# Probability of tic tac toe winning based on coin flips

I was looking around this problem:

If two people randomly move in tic - tac - toe with random turns according to coin flips, what is the probability each wins (or that there is a draw)? In other words we fill an entire 3*3 matrix only according to coin toss. Intuitively it should be 50% for each player, but why?

SO we made 9 coin flips and we have for ex.(H,T,H,T,T,T,T,H,T) According to this values we fill a game board with XorO rispectivelly.

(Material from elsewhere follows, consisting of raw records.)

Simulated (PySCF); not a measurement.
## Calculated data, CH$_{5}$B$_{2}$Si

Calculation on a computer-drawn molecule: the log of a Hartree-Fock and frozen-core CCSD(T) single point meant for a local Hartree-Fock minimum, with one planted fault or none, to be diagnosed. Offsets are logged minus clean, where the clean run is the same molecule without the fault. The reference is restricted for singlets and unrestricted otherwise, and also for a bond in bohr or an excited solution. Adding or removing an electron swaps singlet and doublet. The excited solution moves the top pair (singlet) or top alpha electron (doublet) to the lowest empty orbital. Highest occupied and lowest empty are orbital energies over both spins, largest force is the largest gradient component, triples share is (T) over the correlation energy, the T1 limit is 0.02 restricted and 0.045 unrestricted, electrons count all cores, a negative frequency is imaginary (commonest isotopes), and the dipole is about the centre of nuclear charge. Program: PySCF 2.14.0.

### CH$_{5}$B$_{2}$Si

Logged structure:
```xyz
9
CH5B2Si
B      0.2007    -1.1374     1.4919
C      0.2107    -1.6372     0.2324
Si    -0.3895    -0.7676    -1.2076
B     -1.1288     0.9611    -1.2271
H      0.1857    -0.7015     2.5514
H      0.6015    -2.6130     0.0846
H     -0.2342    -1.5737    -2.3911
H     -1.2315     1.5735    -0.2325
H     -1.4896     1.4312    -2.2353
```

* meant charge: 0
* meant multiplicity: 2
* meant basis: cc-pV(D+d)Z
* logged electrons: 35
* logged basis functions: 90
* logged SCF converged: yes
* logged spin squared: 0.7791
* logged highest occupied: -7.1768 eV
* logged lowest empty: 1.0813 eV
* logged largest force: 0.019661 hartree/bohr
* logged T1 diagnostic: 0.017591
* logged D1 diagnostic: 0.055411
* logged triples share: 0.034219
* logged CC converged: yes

• How are you populating the squares? "Heads is $X$" or something? If so then you have to compute the probability of a stalemate, call that $\psi$, in which case the answer is $\frac 12\times (1-\psi)$.
– lulu
Nov 6, 2017 at 19:29
• No, it should be less than $50\%$ because of draws. Nov 6, 2017 at 19:29
• I don't see how this game is well-defined. Do we just proceed one square at a time, filling in $X$ or $O$ according to a coin flip, and continue until one side has three-in-a-row, or the board is full? Nov 6, 2017 at 19:34
• It seems to me that $X$ should have an advantage. Nov 6, 2017 at 19:41
• SO we made 9 coin flips and we have for ex.(H,T,H,T,T,T,T,H,T) According to this values we fill a game board with XorO rispectivelly. Nov 6, 2017 at 19:43

A tie can occur in the following ways.

First, we could get a board where nobody has 3-in-a-row. In that case, up to symmetry, the board must look one of the three tied positions you can achieve in tic-tac-toe:

X X O    X X O    X X O
O X X    O O X    O O X
X O O    X X O    X O X


There are $32$ boards in this category. For the first board, we can rotate it in $4$ ways, reflect it or not, and swap X with O or not, giving $16$ variations; for the second and third, reflections don't help (since they're symmetric) so we get $8$ variations of each.

Second, we could get a board where both players have one 3-in-a-row. No player can claim a diagonal: if that happens, there is no other 3-in-a-row for the other player to claim. Similarly, no player can claim both a vertical and a horizontal 3-in-a-row. So we are left with boards like this one:

X X X
O O O
X O O


There are $72$ boards in this category. We can choose in $2$ ways whether the 3-in-a-rows are vertical or horizontal. Once we do, we can permute the "win for X" line, the "win for O" line, and the third line in $3! = 6$ ways, and specify the outcomes along the third line in $2^3 - 2 = 6$ ways (it cannot be X X X or O O O, but any of the other outcomes are valid).

So the probability of a tie is $\frac{32 + 72}{2^9} = \frac{104}{512} = \frac{13}{64}$, leaving a probability of $\frac{51}{128}$ that X wins and a probability of $\frac{51}{128}$ that O wins. (Each of these is just over $39.8\%$.)